These allegations are under investigation by the United Nations.

How Krähenbühl got caught

True to two-faced form, UNRWA says that it can’t respond to any questions about its conduct as long as the probe is underway. Luckily for Krähenbühl and his cronies, the United Nations—itself a money-guzzling, anti-Israel hornet’s nest—has been taking its sweet time to complete the task. Undoubtedly, the end result will be a few rolling heads and a return to business as usual. Well, almost. Thanks to Trump, UNRWA is strapped for cash, after all.

Which is one of the reasons that Krähenbühl got caught at his game.

Arranging a private fundraising campaign outside of U.N. purview, the UNRWA chief apparently went around crying poor and collecting money for business-class trips with his mistress, whom he fast-tracked into a role he invented for her in 2015—that of his “senior adviser”—so that she could accompany him around the world in style. And all behind his wife’s back.

This makes his “Open Letter to Palestine Refugees and UNRWA,” published in September 2018—a mere three months before Guterres received the report on UNRWA’s ethical violations—especially jaw-dropping.

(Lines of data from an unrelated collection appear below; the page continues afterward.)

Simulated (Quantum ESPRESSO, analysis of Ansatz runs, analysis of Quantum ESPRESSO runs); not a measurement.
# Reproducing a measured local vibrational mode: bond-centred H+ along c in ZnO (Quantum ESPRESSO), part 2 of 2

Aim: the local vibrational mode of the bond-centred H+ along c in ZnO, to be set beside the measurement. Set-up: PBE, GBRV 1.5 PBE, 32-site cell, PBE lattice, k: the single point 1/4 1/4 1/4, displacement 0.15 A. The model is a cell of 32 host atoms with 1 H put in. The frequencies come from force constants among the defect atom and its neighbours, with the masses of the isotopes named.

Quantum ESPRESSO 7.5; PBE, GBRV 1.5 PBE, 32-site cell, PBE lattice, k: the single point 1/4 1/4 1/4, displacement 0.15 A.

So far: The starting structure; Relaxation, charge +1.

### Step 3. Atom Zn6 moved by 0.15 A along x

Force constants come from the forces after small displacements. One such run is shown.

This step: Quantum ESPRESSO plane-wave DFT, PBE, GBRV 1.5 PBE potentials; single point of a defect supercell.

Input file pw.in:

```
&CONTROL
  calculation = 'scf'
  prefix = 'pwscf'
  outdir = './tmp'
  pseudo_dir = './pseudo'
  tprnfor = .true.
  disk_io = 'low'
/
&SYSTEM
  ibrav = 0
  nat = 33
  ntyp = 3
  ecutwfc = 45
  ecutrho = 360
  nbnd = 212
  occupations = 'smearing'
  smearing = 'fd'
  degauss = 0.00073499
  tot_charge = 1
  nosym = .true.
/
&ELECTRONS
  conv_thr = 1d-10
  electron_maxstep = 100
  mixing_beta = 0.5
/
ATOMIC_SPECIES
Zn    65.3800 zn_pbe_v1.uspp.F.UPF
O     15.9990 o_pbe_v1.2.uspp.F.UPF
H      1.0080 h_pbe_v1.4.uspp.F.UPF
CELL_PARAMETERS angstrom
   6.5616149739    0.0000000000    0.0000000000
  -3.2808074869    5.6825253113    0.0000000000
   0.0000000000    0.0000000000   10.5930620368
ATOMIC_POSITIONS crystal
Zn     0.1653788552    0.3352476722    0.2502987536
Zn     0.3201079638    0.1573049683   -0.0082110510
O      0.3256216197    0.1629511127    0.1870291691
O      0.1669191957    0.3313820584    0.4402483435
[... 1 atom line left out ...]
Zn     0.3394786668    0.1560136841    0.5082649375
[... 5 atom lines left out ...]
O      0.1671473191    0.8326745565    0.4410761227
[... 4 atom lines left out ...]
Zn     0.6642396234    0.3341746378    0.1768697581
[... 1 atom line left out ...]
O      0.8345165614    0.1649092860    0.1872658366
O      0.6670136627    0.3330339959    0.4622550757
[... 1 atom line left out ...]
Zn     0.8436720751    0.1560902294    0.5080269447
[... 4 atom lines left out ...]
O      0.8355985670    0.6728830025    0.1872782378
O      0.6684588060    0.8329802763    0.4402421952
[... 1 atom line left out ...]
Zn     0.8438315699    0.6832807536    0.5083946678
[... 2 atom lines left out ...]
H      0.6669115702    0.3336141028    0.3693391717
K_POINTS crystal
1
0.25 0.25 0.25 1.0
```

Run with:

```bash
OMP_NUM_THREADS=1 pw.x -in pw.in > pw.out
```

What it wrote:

In the letter, Krähenbühl wrote, in part: “ … The responsibility for the protracted nature of the Palestine refugee-hood, the growing number of refugees and the growth in needs, lies squarely with the parties and in the international community’s lack of will or utter inability to bring about a negotiated and peaceful resolution of the conflict between Israel and Palestine. The attempt to make UNRWA somehow responsible for perpetuating the crisis is disingenuous at best. … Our commitment to accountability, strict and sound financial discipline, to setting priorities and acting decisively when the Agency’s neutrality is challenged, are matters of public record. In 2018, UNRWA introduced stringent management measures as its own necessary contribution to overcoming the financial crisis.”

Nothing short of shutting down UNRWA will be satisfactory since its very existence is a criminal scam. But the likelihood of its closure in the near future is slim to zero.

In the meantime, let us take some comfort in the agency’s well-earned public humiliation.